Musician Nick Franglen creates bridge symphony

Nick Franglen playing his theremin under London Bridge Nick Franglen and his theremin are spending 24 hours under London Bridge

Nick Franglen is using London Bridge and its human traffic to create a 24-hour piece of music - armed only with a theremin and an espresso machine.

Tucked underneath the arches - surrounded by effects pedals and a mixing desk - Franglen has already been on the go for 10 hours.

Since midnight, the musician has been using an electronic instrument called a theremin to create what he calls "washes of sound" which are looping out of a nearby speaker.

Start Quote

It's about an incredible surge of humankind doing their thing above us.”

End Quote Nick Franglen

The unwitting players in his Hymn to London Bridge are the pedestrians passing overhead who trigger a sensor that briefly cuts the flow of music. The project lasts a full 24 hours.

"It's about an incredible surge of humankind doing their thing above us," says Franglen.

"What I'm trying to do is to get some idea of what that human movement really feels like - a sense of the ebb and flow of the human traffic."

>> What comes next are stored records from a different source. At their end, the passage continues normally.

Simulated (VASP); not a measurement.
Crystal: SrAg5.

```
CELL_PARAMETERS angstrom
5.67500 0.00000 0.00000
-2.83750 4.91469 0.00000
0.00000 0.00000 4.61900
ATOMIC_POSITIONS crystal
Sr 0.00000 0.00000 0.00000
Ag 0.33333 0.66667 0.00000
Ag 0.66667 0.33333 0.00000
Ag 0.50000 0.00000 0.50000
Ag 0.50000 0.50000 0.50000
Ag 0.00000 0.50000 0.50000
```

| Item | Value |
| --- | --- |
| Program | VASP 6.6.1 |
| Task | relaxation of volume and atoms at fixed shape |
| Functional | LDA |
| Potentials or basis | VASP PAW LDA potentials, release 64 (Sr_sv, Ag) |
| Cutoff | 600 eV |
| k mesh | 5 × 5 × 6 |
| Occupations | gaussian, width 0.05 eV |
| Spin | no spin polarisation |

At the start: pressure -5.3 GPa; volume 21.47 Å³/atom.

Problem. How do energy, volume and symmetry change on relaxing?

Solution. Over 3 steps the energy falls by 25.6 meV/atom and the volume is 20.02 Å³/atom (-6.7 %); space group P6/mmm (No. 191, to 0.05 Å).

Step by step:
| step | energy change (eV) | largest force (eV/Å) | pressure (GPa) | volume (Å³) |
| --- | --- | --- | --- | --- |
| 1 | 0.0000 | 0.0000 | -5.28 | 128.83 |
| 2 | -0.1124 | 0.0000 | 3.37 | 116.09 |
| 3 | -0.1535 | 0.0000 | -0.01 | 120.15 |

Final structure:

He adds: "It was really beautiful at about 3 a.m. - there were very few interruptions up top and it was really enchanting. Then the pedestrian traffic started to impose itself on this piece of music. It was overwhelming."

Ghost walker

Nick Franglen Nick Franglen has been making experimental music over the past few years with Blacksand

Franglen is one half of the electronica duo Lemon Jelly. Born in north London in 1965, he has worked as a session musician for Primal Scream, Bjork, Pulp, and Blur.

He's also made a record with Star Trek legend William Shatner.

Franglen has produced albums for former Velvet Underground member John Cale and Badly Drawn Boy, and written scores for film and TV. His other project is the experimental electronica duo Blacksand, which he formed in 2006.

Given that Blacksand's album Barn was launched at the bottom of a mine in Wiltshire, Franglen is no stranger to creating music in unusual places.

"There's something very beautiful about playing improvised music in a space that's got an unusual ambience," he says, recalling other gigs in a Cold War-era Soviet submarine, and serenading the dawn on Hampstead Heath.

The whole of Hymn to London Bridge will go up on Franglen's website, where it is also being live-streamed throughout 2 September.

What is a theremin?

  • An early 20th century instrument, played without contact
  • Named after its Russian inventor, Professor Leon Theremin
  • Sound is produced by moving the hands in the space around the instrument's antennae
  • Its eerie sound appears on the soundtracks of The Day The Earth Stood Still (1951) and Hitchcock's Spellbound (1945)
  • The theremin is still in use today by groups such as space rockers Hawkwind

"What I'd really like is anyone who crossed the bridge today to go and have a listen - and feel that they contributed," the musician says.

One of those crossing the bridge on Thursday morning was Rosemary Clarke, visiting London from South Africa for a family wedding.

Like most of the people crossing the bridge, she is completely unaware of her walk-on part in the musical project.

"I've been a church organist for nearly 30 years, so I don't mind at all," she says. "It's great, it's someone's creativity - that's what music is all about."

Franglen adds: "I like that sense of collaboration. It's particularly poignant in the middle of the night when there are no pedestrians for several minutes, but then someone crosses and it's like the ghost of someone above."

He plans on getting through the rest of the day with the help of the espresso machine set up next to the theremin.

"Thank you, coffee, for doing your thing!" he laughs. "But right now I feel as fresh as you like. It's not been an ordeal in any way."

A filmed loop of the performance will be projected along the river during the Thames Festival on 11-12 September.